Reverse: Portrait of Venustiano Carranza Garza to the right and 7 points above (100 in Braille)
Lettering: ⠂⠴⠴
$100
V.CARRANZA
Translation: 100
100 Pesos

Obverse: "Estados Unidos Mexicanos" in a semicircle over the Mexican coat of arms: a Mexican golden eagle standing on a prickly pear cactus devouring a rattlesnake. At the base of the cactus, there is a holm oak (Encino) branch on one side and a laurel branch on the other.
Lettering: ESTADOS UNIDOS MEXICANOS
Translation: United Mexican States

Edge: Paired Reeding (6 milled parts interrupted by short smooth parts)

Features
Issuer Mexico
Period United Mexican States (1905-date)
Type Standard circulation coin
Years 1984-1992
Value 100 Pesos (100 MXP)
Currency Peso (1863-1992)
Composition Aluminium-bronze
Weight 11.97 g
Diameter 26.5 mm
Thickness 2.8 mm
Shape Round
Technique Milled
Orientation Coin alignment ↑↓
Demonetized 15 November 1995
Number N# 961
References KM# 493, Schön# 86

Wikipedia:
José Venustiano Carranza de la Garza; 29 December 1859 – 21 May 1920) was a Mexican wealthy land owner and politician who was Governor of Coahuila when the constitutionally-elected president Francisco I. Madero was overthrown in a February 1913 right-wing military coup. Known as the Primer Jefe or "First Chief" of the Constitutionalist faction in the Mexican Revolution, Carranza was a shrewd civilian politician. He supported Madero's challenge to the Díaz regime in the 1910 elections, but became a critic of Madero once Díaz was overthrown in May 1911. Madero did appoint him the governor of Coahuila. When Madero was murdered during the February 1913 counter-revolutionary coup, Carranza drew up the Plan of Guadalupe, a purely political plan to oust Madero's usurper, General Victoriano Huerta. As a sitting governor when Madero was overthrown, Carranza held legitimate power and he became the leader of the northern coalition opposed to Huerta. The Constitutionalist faction was victorious and Huerta ousted in July 1914. Carranza did not assume the title of provisional president of Mexico, as called for in his Plan of Guadalupe, since it would have prevented his running for constitutional president once elections were held. His government in this period was in a preconstitutional, extralegal state, to which both his best generals, Álvaro Obregón and Pancho Villa objected. The factions of the coalition against Huerta fell apart and a bloody civil war of the winners ensued, with Obregón remaining loyal to Carranza and Villa, now allied with peasant leader Emiliano Zapata, breaking with him. The Constitutionalist Army under Obregón defeated Villa in the north, and Zapata and the peasant army of Morelos returned to guerrilla warfare. Carranza's position was secure enough politically and militarily to take power in Mexico City, although Zapata and Pancho Villa remained threats. Carranza consolidated enough power in the capital that he called a constitutional convention in 1916 to revise the 1857 liberal constitution. The Constitutionalist faction had fought to defend it and return Mexico to constitutional rule. With the promulgation of a new revolutionary Mexican Constitution of 1917, he was elected president, serving from 1917 to 1920.

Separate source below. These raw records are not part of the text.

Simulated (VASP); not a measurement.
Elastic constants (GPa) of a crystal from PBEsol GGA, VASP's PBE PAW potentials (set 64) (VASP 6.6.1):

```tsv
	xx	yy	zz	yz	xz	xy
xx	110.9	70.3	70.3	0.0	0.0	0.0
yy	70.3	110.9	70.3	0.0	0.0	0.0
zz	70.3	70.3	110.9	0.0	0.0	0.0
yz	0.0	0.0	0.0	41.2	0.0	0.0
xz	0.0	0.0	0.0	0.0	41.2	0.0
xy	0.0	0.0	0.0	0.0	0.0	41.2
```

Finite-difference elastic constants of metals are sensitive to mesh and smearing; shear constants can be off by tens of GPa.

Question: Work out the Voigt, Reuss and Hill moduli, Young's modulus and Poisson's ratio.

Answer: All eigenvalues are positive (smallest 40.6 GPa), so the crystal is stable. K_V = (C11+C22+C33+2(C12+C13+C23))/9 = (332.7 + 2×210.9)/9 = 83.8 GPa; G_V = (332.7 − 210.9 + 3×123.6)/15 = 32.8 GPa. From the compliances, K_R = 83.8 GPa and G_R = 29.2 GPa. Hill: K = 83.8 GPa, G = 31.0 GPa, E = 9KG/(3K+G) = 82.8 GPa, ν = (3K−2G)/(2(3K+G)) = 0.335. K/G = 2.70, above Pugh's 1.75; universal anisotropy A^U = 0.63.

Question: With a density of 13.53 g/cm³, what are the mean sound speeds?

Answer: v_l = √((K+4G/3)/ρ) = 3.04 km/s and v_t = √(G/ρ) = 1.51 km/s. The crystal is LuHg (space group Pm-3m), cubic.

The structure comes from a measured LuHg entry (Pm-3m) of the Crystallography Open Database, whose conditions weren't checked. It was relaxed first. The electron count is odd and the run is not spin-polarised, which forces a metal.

The constitution that the revolutionaries drafted and ratified in 1917 now empowered the Mexican state to embark on significant land reform and recognized labor's rights, and curtail the power of the Catholic Church, but Carranza did not implement major reforms once he was duly elected. Once firmly in power in Mexico, Carranza sought to eliminate his political rivals, having Zapata assassinated in 1919. Carranza won recognition from the United States, but nonetheless took strongly nationalist positions.

In the 1920 election, in which he could not succeed himself, Carranza attempted to impose a virtually unknown, civilian politician, Ignacio Bonillas, as president of Mexico. Sonoran revolutionary generals Álvaro Obregón, Plutarco Elías Calles, and Adolfo de la Huerta, who held real power, rose up against Carranza under the Plan of Agua Prieta. Carranza fled Mexico City, along with thousands of his supporters and with gold of the Mexican treasury, aiming to set up his government in Veracruz. Instead he died in an attack by rebels. Although Carranza played a major role in the Revolution, his contributions were not initially acknowledged in Mexico's historical memory, since he was overthrown by rivals. But later as a historical narrative that recognizes the various competing factions as members of the "revolutionary family," Carranza's place in Mexican history has been assured.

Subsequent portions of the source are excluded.